Contract Law

June 30, 2008

Contract Law Frustration

Uncertainty:

•    When we say a contract is uncertain, we mean that there is not enough specificity for a judge to nail down anything to enforce.
•    True that judges do have rules that can be applied to find certainty.
•    Judges make difficult decisions.  Though judges will try hard to find a determination to a contract.
•    There is a point at which the shell of an agreement is so lacking in detail that it is impossible to enforce.

The Agreement to Agree
•    Nothing more than an agreement today that tomorrow we shall agree on something.
•    Judge cannot say what the parties would have agreed had they agreed.
•    It only has the appearance of a contract.
•    Agreements to Agree Simpliciter are bad – naked agreement.  Unenforceable.
•    Not bad if the parties have agreed on a formula whereby the judge can render certain that which is otherwise uncertain, or a mechanism (such as a third party, typically an arbitrator).
•    Arbitration is consensual dispute resolution.
o    Parties have agreed to channel dispute out of court system and into arbitration.
o    2 broad types of Arbitration:  Labour arbitration – usually statutorily provided and imposed by labour regimes.  Doesn’t have one of the characteristics of arbitration – privacy?
•    Non-labour goes under generic term – Commercial arbitration
o    Must remember that an arbitrator is as much bound by the prevailing law as a judge is.
•    How is an arbitrator’s decision enforced?
o    Exactly the same way as a judge’s.
o    “Judgment” is a document which calculates payment, interest, etc.
o    Plaintiff’s lawyer takes it to the Sheriff.  Can seize the property of the defendant to raise the funds for judgments.
o    Arbitration board enforced in same way.  Gives an “award” which looks like a judgement of the court – can again be registered with the Sheriff.
•    Usually refer to the mechanism as an arbitrator.
o    Technically, the arbitrator resolves a legal issue
o    If it is not a legal issue, technically not arbitration
o    Referees and umpires, for example, are different names for someone doing the same thing in a non-legal setting.
•    Agreement to Agree + Mechanism, renders certain what would otherwise be unenforceable.
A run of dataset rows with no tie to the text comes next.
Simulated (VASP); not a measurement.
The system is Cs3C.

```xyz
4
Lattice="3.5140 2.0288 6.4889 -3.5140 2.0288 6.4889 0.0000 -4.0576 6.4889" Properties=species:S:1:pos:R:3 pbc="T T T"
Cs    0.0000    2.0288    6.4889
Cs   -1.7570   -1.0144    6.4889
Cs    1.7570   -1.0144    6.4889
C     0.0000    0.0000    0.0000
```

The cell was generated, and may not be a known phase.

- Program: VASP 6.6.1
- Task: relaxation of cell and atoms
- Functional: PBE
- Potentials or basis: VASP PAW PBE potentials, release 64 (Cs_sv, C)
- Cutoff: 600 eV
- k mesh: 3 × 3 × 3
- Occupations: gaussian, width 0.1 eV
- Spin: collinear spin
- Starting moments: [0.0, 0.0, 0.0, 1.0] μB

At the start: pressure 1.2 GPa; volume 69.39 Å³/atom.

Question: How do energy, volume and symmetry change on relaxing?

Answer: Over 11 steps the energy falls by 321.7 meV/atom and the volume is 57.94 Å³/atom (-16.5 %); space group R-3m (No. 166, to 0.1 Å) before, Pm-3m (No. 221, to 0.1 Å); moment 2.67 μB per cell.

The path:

Foley v. Classique Coaches
o    P 495.  Just because the parties think they have a contract doesn’t mean that they do.  The court decides whether it was and what they intended.
o    “And they worked under it for 3 years…”  Neither here nor there as to whether they had a contract.
o    This case shows that judges will work hard to find an agreement – do not like to disappoint the reasonable expectations of parites.  Do not like to see someone have it “both ways” – have their cake and eat it too.  In this case, would not want the company to get the land and not have to buy their petrol from Foley.

P 497
o    Helpful statement:
o    Notes 7 – diff between relational contract and discreet contract
o    Discrete:  One time deal.  A buy and sell contract, for instance.
o    Relational contract – can last for years, or is a contract in a series of contracts that combine to last for year (ex: a retailer who does all their buying from one wholesaler).
o    Where there is a relational contract courts can more readily find certainty than in a discrete contract
o    discrete |disˈkrēt| |dəˌskrit| |dɪˌskriːt| adjective:  individually separate and distinct

Uncertainty
o    Agreement to agree = bad
o    A2A + Mechanism = good

Silence
o    Better than an Agreement to Agree
o    Courts sometimes will cure gaps like this.
o    1)  If it falls under Sale of Goods Act, for instance.
o    Price, and time of delivery
o    If one has a contract for the sale of goods (e.g.:  contractual rights – the right to buy a car do not apply), and terms are left out (price/date of delivery), the sale of goods act in each province says that the judge can fill in that gap.
o    2)  If the silence is a relatively minor one, judges can fill in the gap, on the theory that they are doing what the parties intended when they formed the contract.
o    3)  If the parties have had a past practice, the court may fill in what might otherwise be a fatal gap, on the basis of past practice.
o    4)  Trade Practice:  If both parties are members of a well-recognized trade, then their (gapped) contract may be filled in based on trade practice.
o    Even though these two parties might never have dealt with one another before, they are assumed to have intended to follow normal trade practice.
o    Mainly remember the first three, in regards to when Silence is not fatal.

“In Good Faith” (IGF)
o    An agreement to negotiate i.g.f.
o    Is this enforceable, or too uncertain?
o    Addressed in Courtney and Fairbairn Ltd V. Tolaini Brothers (Hotels) Ltd.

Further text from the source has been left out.